I’ve blogged about termination twice previously. In this 2007 post on the AdamsDrafting blog (and in MSCD) I explain why I prefer stating that a contract terminates on a given date rather than expires on that date.
And in this post from January 2012 I discuss the implications of (1) termination of this agreement, (2) this agreement terminates, and (3) this agreement is terminated. I also explain why I use the first formulation if I want to encompass termination by one or more parties and termination by operation of the contract without party action.
Michael’s post discusses Holtzman Interests 23, L.L.C. v FFC Sugarloaf, L.L.C., a recent Michigan Court of Appeals opinion (copy here). At issue in this case is whether a provision in one contract (an operating agreement) that refers to “termination” of another contract (a management agreement) applies to nonrenewal of that other contract. The court affirmed the lower court in holding that it did not.

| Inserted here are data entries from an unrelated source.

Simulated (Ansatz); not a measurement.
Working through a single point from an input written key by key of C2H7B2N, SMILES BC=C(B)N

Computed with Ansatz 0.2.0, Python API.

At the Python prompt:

Here’s how the court explained its decision (citations omitted):
As the parties correctly point out, there are three different provisions under which the Management Agreement may be brought to an end: (1) nonrenewal under § 1.3, (2) termination with cause under § 21.1, and (3) termination without cause under § 21.2. However, as the circuit court accurately observed at oral argument, only two of these provisions, § 21.1 and § 21.2, actually use the word “terminate.” Moreover, contrary to plaintiff’s argument, the terms “termination” and “expiration” are not used interchangeably within the Management Agreement. Indeed, as the language of § 21.5(a) of the Management Agreement makes clear, “expiration” of the agreement and “termination” of the agreement are two distinct concepts. Indeed, if the terms expiration and termination were synonymous as plaintiff contends, the drafters of the Management Agreement would not have used the two words disjunctively in § 21.5(a); it would have been sufficient for the drafters to use merely one of the two terms. Stated another way, if expiration were truly synonymous with termination, the word “expiration” in § 21.5(a) would have no meaning and would amount to mere surplusage. It is well settled that a “contract must be construed so as to give effect to every word, clause, and phrase, and a construction should be avoided that would render any part of the contract surplusage or nugatory.” We conclude that the terms “expiration” and “termination” describe two separate and distinct means of bringing the Management Agreement to an end.
Here’s what I deduce from this case.
First, the drafter of the management agreement would have done well to do as I suggest and use termination to apply to both termination by one or more parties and termination by operation of the contract without party action. This dispute shows that if you use two different terms, you’re locked into doing so consistently not only in that contract, but also in other contracts that refer to that contract.
Second, even if the management agreement had not used the word “expiration,” the way to make it clear that the operating agreement applied to all kinds of termination would have been to refer in the operating agreement to “termination in accordance with section 1.3, section 21.1, or section 21.2,” or some such. That’s because section 1.3 of the management agreement used the word “nonrenewal,” meaning that if you’re not specific in the operating agreement, having section 1.3 fall within the scope of a reference to “termination” would require investigating how the management agreement refers to the effect of section 1.3. Although the end result would probably be the same (as long as the management agreement didn’t use the word “expiration”), it would be simpler if you could avoid having to making that leap in deduction.
So don’t use expiration, and consider referring to the appropriate section numbers when you’re referring to the grounds for termination of some other contract.